CHRONOLOGICAL (by date): This is one of the most common ways, especially for topics that have been talked about for a long time and have changed over their history. Organize it in stages of how the topic has changed: the first definitions of it, then major time periods of change as researchers talked about it, then how it is thought about today.
BROAD-TO-SPECIFIC: Another approach is to start with a section on the general type of issue you're reviewing, then narrow down to increasingly specific issues in the literature until you reach the articles that are most specifically similar to your research question, thesis statement, hypothesis, or proposal. This can be a good way to introduce a lot of background and related facets of your topic when there is not much directly on your topic but you are tying together many related, broader articles.

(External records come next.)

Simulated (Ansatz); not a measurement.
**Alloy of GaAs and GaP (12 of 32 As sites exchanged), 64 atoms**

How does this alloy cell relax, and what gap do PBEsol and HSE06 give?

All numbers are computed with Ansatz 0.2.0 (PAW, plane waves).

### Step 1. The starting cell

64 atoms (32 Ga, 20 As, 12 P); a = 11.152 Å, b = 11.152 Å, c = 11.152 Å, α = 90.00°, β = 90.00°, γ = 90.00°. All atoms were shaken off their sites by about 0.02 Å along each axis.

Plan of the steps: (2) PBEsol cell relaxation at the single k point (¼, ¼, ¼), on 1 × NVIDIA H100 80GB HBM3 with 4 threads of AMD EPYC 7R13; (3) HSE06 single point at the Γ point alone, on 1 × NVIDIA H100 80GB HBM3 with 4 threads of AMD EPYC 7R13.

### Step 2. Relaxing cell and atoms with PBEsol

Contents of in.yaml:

MAJOR MODELS or MAJOR THEORIES: When there are multiple models or prominent theories, it is a good idea to outline the theories or models that are applied the most in your articles. That way you can group the articles you read by the theoretical framework that each prefers, to get a good overview of the prominent approaches to your concept.
PROMINENT AUTHORS: If a certain researcher started a field, and there are several famous people who developed it more, a good approach can be grouping the famous author/researchers and what each is known to have said about the topic. You can then organize other authors into groups by which famous authors' ideas they are following. With this organisation it can help to look at the citations your articles list in them, to see if there is one author that appears over and over.
CONTRASTING SCHOOLS OF THOUGHT: If you find a dominant argument comes up in your research, with researchers taking two sides and talking about how the other is wrong, you may want to group your literature review by those schools of thought and contrast the differences in their approaches and ideas.